3. Pass locking responsibility to caller:
Among the different alternatives that you propose, this seems the most consistent. On contrary of 1, ou don't give the choice, but you pass complete responsibility for locking. It's part of the contract for using func_2.
You could even assert if a lock is set on the object, to prevent mistakes (although teh check wold be limited because you would not necessarily be in position to verivy who owns the lock).
4.Reconsider your design:
If you need to ensure in func_2 that the object is locked, it means that you have a critical section therein that you must protect. There are chances that both functions need to lock because they perform some lower level operations on obj and need to prevent data races on an instable state of the object.
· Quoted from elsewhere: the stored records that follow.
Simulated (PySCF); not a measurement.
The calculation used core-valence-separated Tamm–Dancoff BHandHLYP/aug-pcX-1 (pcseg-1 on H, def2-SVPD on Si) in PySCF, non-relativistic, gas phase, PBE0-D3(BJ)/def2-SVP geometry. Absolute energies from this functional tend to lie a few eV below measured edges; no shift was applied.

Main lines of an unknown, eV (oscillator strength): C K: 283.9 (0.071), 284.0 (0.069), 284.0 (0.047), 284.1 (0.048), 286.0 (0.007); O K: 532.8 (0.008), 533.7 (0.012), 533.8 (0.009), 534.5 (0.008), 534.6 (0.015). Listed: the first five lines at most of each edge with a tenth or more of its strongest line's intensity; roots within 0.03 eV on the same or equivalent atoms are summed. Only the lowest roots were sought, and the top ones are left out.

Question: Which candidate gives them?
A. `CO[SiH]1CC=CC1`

I'd strongly advidse to look if it would be feasible to extract these lower-level routines from both func and func_2, and encapsulated them in simpler primitive functions on obj. This approach could also contribute to locking for shorter sequences thus increasing opportunity for real concurrency.
Ok, just as another follow-up. I recently read the API documentation of glib, in particular the section about message-passing queues. I found that most functions operating on these queues come in two variants, named function and function_unlocked. The idea is that if a programmer wants to execute a single operation, like popping from the queue this can be done using g_async_queue_pop(). The function automatically takes care of the locking/unlocking of the queue. However, if the programmer wants to for instance pop two elements without interruption, the following sequence may be used:
GAsyncQueue *queue = g_async_queue_new();
// ...
g_async_queue_lock(queue);
g_async_queue_pop_unlocked(queue);
g_async_queue_pop_unlocked(queue);
g_async_queue_unlock(queue);
This resembles my third approach. It is also the case that assumptions regarding the state of certain locks are made, they are required by the API and required to be documented.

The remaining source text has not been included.